Since the early days of science, technology and innovation (STI) policies, the objectives, concepts and methods of evaluation in this field have undergone a significant evolution. The developments within evaluation research and practice should always be seen in the context of research and innovation policy as a whole, since evaluation concepts and instruments tend to mirror the respective "fashions" and waves in STI policies.
Highlights here include the establishment of competence centers at the end of the 1990s, the new mission orientation, and the introduction of New Public Management approaches in public research organizations.
Professionalization from the 1960s onward
The article in the anthology focuses on evaluations of funding measures, but also addresses questions about the evaluation of research institutions. It focuses mainly on German and European evaluation practice, but also includes the Anglo-American literature on evaluation theory.
In the 1960s, 1970s, and 1980s, the specific evaluation of public research and innovation activities and policies took shape, encompassing a growing range of topics and gradually becoming more professionalized.
In the 1990s, the key approaches and work of the previous decades were developed further, but there were also important new advancements such as the evaluation of multi-actor, multi-measure programs, and the strengthening of a national and international evaluation community.
More evaluations and increased self-reflection
There was an increasing number of evaluations in the decade from 2000-2010 that sought to capture system-level dynamics and provide an understanding of the role of policy and policy portfolios in system development, combined with increased efforts to support policy making with formative approaches.

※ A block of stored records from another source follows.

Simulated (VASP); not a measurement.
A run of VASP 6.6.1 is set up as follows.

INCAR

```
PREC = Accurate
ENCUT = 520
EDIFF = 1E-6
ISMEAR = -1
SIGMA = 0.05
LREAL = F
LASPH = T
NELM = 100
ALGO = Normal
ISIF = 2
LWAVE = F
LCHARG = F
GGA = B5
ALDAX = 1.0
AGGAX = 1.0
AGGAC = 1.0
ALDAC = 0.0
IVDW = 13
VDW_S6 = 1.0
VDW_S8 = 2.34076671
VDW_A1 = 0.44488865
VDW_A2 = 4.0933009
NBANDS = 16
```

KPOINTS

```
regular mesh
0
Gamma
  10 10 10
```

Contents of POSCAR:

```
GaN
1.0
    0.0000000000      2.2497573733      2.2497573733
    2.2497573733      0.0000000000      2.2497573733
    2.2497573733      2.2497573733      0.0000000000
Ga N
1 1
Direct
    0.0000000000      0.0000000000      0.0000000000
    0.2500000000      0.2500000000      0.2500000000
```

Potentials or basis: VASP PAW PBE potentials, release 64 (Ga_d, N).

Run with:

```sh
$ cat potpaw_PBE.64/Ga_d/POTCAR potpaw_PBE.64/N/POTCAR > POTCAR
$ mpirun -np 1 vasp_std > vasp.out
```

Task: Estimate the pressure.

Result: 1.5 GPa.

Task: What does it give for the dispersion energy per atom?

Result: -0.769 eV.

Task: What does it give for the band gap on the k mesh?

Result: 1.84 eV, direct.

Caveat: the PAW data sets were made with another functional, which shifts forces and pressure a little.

Conversely, the policy-making system continued to demand a summative evaluation; a quantitative figure to legitimize RTI policy spending. The divergent demands of STI evaluation led to increased self-reflection in the evaluation community with major peer group events, reviews, and analysis.
The years from 2010 to the present have been dominated by discussion on how to measure the impact of research, with a focus on the non-academic aspects of it. The evaluation community is now increasingly exploring the possibilities offered by Big Data analytics.